From: NeilBrown <neilb@suse.de>
To: Chuck Lever <chuck.lever@oracle.com>, Jeff Layton <jlayton@kernel.org>
Cc: linux-nfs@vger.kernel.org, Olga Kornievskaia <kolga@netapp.com>,
Dai Ngo <Dai.Ngo@oracle.com>, Tom Talpey <tom@talpey.com>
Subject: [PATCH 2/3] nfsd: replace rp_mutex to avoid deadlock in move_to_close_lru()
Date: Fri, 1 Mar 2024 11:07:38 +1100 [thread overview]
Message-ID: <20240301000950.2306-3-neilb@suse.de> (raw)
In-Reply-To: <20240301000950.2306-1-neilb@suse.de>
move_to_close_lru() waits for sc_count to become zero while holding
rp_mutex. This can deadlock if another thread holds a reference and is
waiting for rp_mutex.
By the time we get to move_to_close_lru() the openowner is unhashed and
cannot be found any more. So code waiting for the mutex can safely
retry the lookup if move_to_close_lru() has started.
So change rp_mutex to an atomic_t with three states:
RP_UNLOCK - state is still hashed, not locked for reply
RP_LOCKED - state is still hashed, is locked for reply
RP_UNHASHED - state is now hashed, no code can get a lock.

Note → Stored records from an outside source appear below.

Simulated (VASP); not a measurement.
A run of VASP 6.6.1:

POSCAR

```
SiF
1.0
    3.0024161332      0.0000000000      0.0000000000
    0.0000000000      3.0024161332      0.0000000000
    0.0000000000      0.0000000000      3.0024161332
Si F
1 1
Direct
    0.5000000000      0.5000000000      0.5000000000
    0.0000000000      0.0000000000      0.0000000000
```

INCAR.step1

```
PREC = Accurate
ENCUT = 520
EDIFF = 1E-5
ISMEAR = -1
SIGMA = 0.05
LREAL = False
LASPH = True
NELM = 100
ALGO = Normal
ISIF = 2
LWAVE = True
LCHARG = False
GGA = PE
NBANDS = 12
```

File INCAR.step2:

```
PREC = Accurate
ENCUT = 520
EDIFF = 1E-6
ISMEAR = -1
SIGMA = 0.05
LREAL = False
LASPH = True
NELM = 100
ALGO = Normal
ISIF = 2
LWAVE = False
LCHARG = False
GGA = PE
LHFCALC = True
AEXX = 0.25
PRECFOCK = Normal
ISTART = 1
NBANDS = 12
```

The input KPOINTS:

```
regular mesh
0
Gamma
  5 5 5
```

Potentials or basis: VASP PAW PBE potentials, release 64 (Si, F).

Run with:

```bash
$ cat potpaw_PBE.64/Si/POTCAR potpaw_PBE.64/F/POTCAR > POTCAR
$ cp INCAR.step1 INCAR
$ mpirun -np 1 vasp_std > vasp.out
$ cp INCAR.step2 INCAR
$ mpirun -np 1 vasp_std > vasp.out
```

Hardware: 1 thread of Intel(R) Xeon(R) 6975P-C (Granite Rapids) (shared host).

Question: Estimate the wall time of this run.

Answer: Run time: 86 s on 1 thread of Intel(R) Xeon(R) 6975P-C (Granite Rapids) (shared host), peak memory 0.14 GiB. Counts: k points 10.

Use wait_ver_event() to wait for either a lock, or for the owner to be
unhashed. In the latter case, retry the lookup.
Signed-off-by: NeilBrown <neilb@suse.de>
---
fs/nfsd/nfs4state.c | 46 ++++++++++++++++++++++++++++++++++++---------
fs/nfsd/state.h | 2 +-
2 files changed, 38 insertions(+), 10 deletions(-)
diff --git a/fs/nfsd/nfs4state.c b/fs/nfsd/nfs4state.c
index e625f738f7b0..5dab316932d3 100644
--- a/fs/nfsd/nfs4state.c
+++ b/fs/nfsd/nfs4state.c
@@ -4442,21 +4442,32 @@ nfsd4_init_leases_net(struct nfsd_net *nn)
atomic_set(&nn->nfsd_courtesy_clients, 0);
}
+enum rp_lock {
+ RP_UNLOCKED,
+ RP_LOCKED,
+ RP_UNHASHED,
+};
+
static void init_nfs4_replay(struct nfs4_replay *rp)
{
rp->rp_status = nfserr_serverfault;
rp->rp_buflen = 0;
rp->rp_buf = rp->rp_ibuf;
- mutex_init(&rp->rp_mutex);
+ atomic_set(&rp->rp_locked, RP_UNLOCKED);
}
-static void nfsd4_cstate_assign_replay(struct nfsd4_compound_state *cstate,
- struct nfs4_stateowner *so)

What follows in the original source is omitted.